PARIS - Economic growth in New Zealand should pick up pace in the second half of the year as exports improve and interest rates start to come down, the OECD said today.
However, the global economic watchdog also warned that NZ's growth in 2006 will be only half that of last year.
Growth is expected to slow to 1.1 per cent in 2006 from 2.2 per cent last year, the Organisation for Economic Co-operation and Development said in its semi-annual Economic Outlook.
"After a subdued first half of this year, economic activity is projected to gradually pick up pace, with a shift from domestic demand to export-led growth," the Paris-based group said.
The economy, previously driven by a housing boom and strong consumer demand, slowed sharply at the end of last year as inflation pressures and falling profits hit companies.
Despite that slowdown, the Reserve Bank of NZ has held its official cash rate steady at 7.25 per cent this year, citing the need to stifle inflationary pressures, after raising it nine times between January 2004 and December last year.
The OECD said interest rates were expected to start falling from the second half of this year, but the timing would be a problem.
"Easing too early would allow second-round effects from the exchange rate depreciation to become embedded in inflation expectations, while easing too late could incur unnecessary losses in output and employment," it said.
A recent Reuters poll had 10 out of 14 forecasters expecting the central bank to cut its official cash rate at least once by a quarter-point by the end of this year.
Inflation, which hit 3.3 per cent in the year to March 31, is expected to peak at 3.5 per cent this year, well above the central bank's 1-3 per cent target range, before easing to 2.9 per cent next year.

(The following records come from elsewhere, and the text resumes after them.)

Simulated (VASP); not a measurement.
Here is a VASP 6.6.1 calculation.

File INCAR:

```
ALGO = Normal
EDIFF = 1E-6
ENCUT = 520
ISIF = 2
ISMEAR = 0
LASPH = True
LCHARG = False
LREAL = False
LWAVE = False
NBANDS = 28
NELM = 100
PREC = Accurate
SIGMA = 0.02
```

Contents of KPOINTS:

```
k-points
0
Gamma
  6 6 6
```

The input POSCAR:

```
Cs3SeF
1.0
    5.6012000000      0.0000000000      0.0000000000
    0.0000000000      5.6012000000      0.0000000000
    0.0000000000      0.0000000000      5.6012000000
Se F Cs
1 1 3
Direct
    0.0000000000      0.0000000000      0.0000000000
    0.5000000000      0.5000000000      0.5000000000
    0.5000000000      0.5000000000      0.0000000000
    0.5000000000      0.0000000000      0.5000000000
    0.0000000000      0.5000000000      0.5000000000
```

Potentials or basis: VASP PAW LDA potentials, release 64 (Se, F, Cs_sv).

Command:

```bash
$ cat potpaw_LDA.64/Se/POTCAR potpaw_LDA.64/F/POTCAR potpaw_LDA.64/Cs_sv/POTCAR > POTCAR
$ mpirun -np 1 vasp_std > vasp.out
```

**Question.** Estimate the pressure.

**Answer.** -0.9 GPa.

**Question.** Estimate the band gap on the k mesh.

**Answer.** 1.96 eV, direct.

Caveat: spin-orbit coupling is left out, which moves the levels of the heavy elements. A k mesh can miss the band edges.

The strength of the New Zealand dollar dented export returns last year, causing the current account deficit to blow out to 8.9 per cent of gross domestic product.
However, the OECD said the fall in the kiwi -- nearly 10 per cent so far this year -- had helped to lift business confidence and would improve prospects for exporters.
The current account deficit is forecast to worsen to around 9.4 per cent of gross domestic product in 2006 before easing to 8.6 per cent next year.